Kenyan-based Equity Bank Group will significantly increase its funding to small-and-medium enterprises, real estate and manufacturing sectors in the near future, James Mwangi, the group managing director, has said.
Speaking to journalists after a meeting with President Paul Kagame at the Village Urugwiro yesterday, Mwangi said during the meeting, the three sectors were identified as quick wins since they would help create many jobs and wealth.
He said the sectors were instrumental in the achievement of the country’s second economic development and poverty reduction strategy, best known as the EDPRS II.
He said the bank, having made considerable gains in the Rwandan market over the last three years, was looking to tapping into its huge Group balance sheet to lend up to $150 million (Rwf105 billion) to individual projects to help boost the country’s development agenda.
Mwangi was leading a 20-member delegation and their meeting with Kagame was aimed at updating the President on the progress the bank has made since its entry into the Rwandan market in 2011 and its future prospects, he said.
“We also wanted to seek his guidance and inspiration on the areas of focus that he would like the bank to support. We agreed to support SMEs, real estate and manufacturing sectors,” he added.
Mwangi said their support for small-and-medium businesses (SMEs) aimed at creating jobs, as well as reduce imports by producing goods locally and having the beneficiary firms list on the Rwanda Stock Exchange (RSE) in the next three to five years to spread wealth.
Equity Bank is among the top five banks in Africa by return on capital and return on assets, according to The Banker’s Top 1,000 World Banks’ ranking released this week. Return on assets is determined by dividing the net income by total average assets while return on capital divides income by invested capital.

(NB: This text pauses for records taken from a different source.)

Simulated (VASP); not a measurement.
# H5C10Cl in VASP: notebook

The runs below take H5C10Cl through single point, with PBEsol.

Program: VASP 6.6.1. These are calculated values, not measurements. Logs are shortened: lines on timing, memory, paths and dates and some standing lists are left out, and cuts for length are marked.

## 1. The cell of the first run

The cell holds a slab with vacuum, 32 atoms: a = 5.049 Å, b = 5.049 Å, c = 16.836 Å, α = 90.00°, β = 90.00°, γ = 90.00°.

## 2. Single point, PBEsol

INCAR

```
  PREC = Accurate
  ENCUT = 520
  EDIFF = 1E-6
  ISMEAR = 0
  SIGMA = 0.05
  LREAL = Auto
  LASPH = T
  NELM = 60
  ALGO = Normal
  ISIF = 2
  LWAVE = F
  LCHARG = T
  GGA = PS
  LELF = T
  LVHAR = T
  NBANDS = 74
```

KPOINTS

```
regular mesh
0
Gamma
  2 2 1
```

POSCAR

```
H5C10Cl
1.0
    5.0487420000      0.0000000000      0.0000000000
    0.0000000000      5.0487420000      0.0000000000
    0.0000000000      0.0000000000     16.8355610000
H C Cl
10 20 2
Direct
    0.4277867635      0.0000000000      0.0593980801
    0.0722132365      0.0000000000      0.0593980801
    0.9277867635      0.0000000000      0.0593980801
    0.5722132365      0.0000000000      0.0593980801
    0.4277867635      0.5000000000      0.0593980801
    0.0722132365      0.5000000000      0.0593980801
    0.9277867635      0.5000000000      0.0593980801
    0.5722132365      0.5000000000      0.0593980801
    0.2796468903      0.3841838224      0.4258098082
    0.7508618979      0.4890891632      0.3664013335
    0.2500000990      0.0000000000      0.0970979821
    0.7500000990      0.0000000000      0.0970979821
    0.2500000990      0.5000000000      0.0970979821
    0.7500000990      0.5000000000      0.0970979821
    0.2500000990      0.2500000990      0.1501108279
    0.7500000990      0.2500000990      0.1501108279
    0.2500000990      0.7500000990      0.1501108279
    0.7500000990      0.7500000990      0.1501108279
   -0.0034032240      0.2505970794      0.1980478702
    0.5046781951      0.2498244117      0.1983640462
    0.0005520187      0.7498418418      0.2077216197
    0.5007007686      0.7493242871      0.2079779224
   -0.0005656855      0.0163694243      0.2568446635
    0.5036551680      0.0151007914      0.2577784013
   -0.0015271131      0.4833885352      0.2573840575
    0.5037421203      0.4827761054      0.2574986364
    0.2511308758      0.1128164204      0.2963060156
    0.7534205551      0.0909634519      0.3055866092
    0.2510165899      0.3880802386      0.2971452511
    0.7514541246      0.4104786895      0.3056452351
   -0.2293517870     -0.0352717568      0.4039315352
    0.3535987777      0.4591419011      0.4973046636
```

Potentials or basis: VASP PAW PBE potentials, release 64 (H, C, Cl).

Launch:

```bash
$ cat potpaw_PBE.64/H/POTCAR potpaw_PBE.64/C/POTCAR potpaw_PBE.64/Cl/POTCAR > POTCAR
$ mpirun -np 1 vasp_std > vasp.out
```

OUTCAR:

Both are commonly used measures of profitability. Equity leads both lists with 6.8 per cent in return on assets and 54.7 per cent in return on capital.
Regarding increasing Equity Bank Rwanda’s capital base, the banker said they would double it to facilitate lending to the private sector.
President Kagame commended the bank’s contribution to national development, urging them to continue facilitating businesses to further boost growth.
Over 350,000 people currently have an account with the Equity Bank Rwanda, up from 30,000 clients at the end of 2011.
Mwangi attributed the improved performance to use of information technologies in banking and the agency banking model, which he said enables them to reach the unbanked masses in rural areas. “Presently we have 700 banking agents countrywide who do about 10,000 transactions per day.”
He said their main objective was to grow their volumes in lending rather than increase their profit margins. “You don’t need to retain huge margins to retain the same amounts of profit. You just need to increase the volumes.”
The banker said they will also work closely with the government to ensure that the micro-economic environment supports and sustains low interest rates on credit.
Finance minister Amb. Claver Gatete urged the bank to tap into opportunities presented by ICT to ensure more money is retained in the banking system so as to lend to the private sector at lower interest rates.
Meanwhile, Equity Bank says it will cross list on the local bourse next year, bringing the number of Kenyan cross-listed firms to four. There are two local companies listed on the Rwanda Stock Exchange, namely, Bank of Kigali and Bralirwa, a brewer. Nairobi Stock Exchange-listed Nation Media Group, Uchumi and KCB are the Kenyan firms cross-listed on the local exchange.
“We have seen the need to cross-list on the RSE because we have been very successful here. We want to give Rwandans the opportunity to be co-owners of the bank. We are planning this for the first quarter of next year,” Mwangi said.